The proposed Woodhouse colliery in Whitehaven, Cumbria – the first deep coal mine in the UK for 30 years – was quietly given the go-ahead while attention was diverted by the government’s announcement of a temporary moratorium on fracking. This was a classic Lynton Cosby style tactic of throwing a dead cat on the table to distract us from the truly negative decision they were simultaneously making.

A coalition of Labour, Tory and Lib Dem councillors on the local council gave permission for the project earlier this year, accepting the coal corporation’s assurances that its benefits (500 local jobs) outweighed any “unacceptable environmental impacts”.

West Cumbria Mining even claimed that they would save carbon, as it would reduce transport emissions due to shorter journeys to steel plants. But from the corporations own figures, this would only save a tiny 2% of the mine’s lifetime emissions.

The reality is the mine, which is scheduled to start coal production in about 2022, will have a devastating impact on the environment and makes a mockery of the UK government’s commitment to a zero carbon Britain by 2050.

According to our Paris Climate Change Agreement commitments, we are supposed to be closing all coal mines, not opening gigantic new ones. Britain would be setting a terrible example by opening Woodhouse. It would say to the world that the UK believes the short-term gain of a few hundred jobs is worth destroying the planet’s climate for.

A Liberal Democrat spokesperson says they are committed to overruling their councillors and will reverse their decision if elected. Lib Dem MP Tim Farron asked the secretary of state for local government, Robert Jenrick, to call the decision in. But he has refused to do so.

Shockingly, a Labour Party spokesperson refused to comment when asked if they would veto the decision to open the mine if elected. If Labour supports the Tory decision to open this coalmine, it would make all the positive carbon reduction promises in the party’s manifesto meaningless and undermine its support for the Climate Emergency motion in parliament.

I asked the SNP four times for their position but nobody responded.

As the legal agreement between the council and coal corporation has not yet been signed, there is still time to block it. Local campaign group Keep Cumbrian Coal in the Hole are fundraising to pay for a judicial review of the decision. But they urgently need national environmental groups like Friends of the Earth, Extinction Rebellion and Greenpeace, to pile in. This mine proposal is a full-scale national emergency and their campaign needs to be nationalised.

But what could be worse than a massive new coal mine? “A new coal mine just 10 miles from the most dangerous nuclear power plant and storage depot in Europe,” says Marianne Birkby, a spokesperson for the anti-Woodhouse campaign group. That’s right, this enormous new underground and undersea coal mine is spitting distance from the ageing Sellafield nuclear plant.

This opens up the human-induced earthquake issue yet again. Fracking has been shut down temporarily – the government finally admitted that they could not predict if the technique to extract shale gas from deep underground would set off earthquakes. But coal mining can also cause quakes. A study done by Durham University found that 21% of all UK earthquakes since 1970, have been caused largely by coal mining.
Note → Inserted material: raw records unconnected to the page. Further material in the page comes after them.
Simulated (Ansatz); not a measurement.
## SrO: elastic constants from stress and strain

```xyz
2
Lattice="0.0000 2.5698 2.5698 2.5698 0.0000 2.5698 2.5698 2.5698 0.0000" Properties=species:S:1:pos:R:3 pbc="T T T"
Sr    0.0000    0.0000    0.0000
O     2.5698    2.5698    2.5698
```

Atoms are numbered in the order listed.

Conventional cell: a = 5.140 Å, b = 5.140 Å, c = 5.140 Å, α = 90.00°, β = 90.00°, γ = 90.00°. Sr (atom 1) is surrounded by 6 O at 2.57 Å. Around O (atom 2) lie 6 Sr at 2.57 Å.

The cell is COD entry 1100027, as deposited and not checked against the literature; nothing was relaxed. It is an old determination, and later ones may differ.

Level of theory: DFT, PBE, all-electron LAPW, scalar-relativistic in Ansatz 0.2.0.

Following the Extinction Rebellion protests in April, Parliament passed a motion declaring a climate emergency. Greta Thunberg was feted in Westminster. Politicians told the student climate strikers that they had been heard. It is cynical in the extreme to say you have heard the plea for action and then proceed to grossly exacerbate that threat.

The Woodhouse Colliery disaster must be stopped.

Donnachadh McCarthy is an environmental campaigner.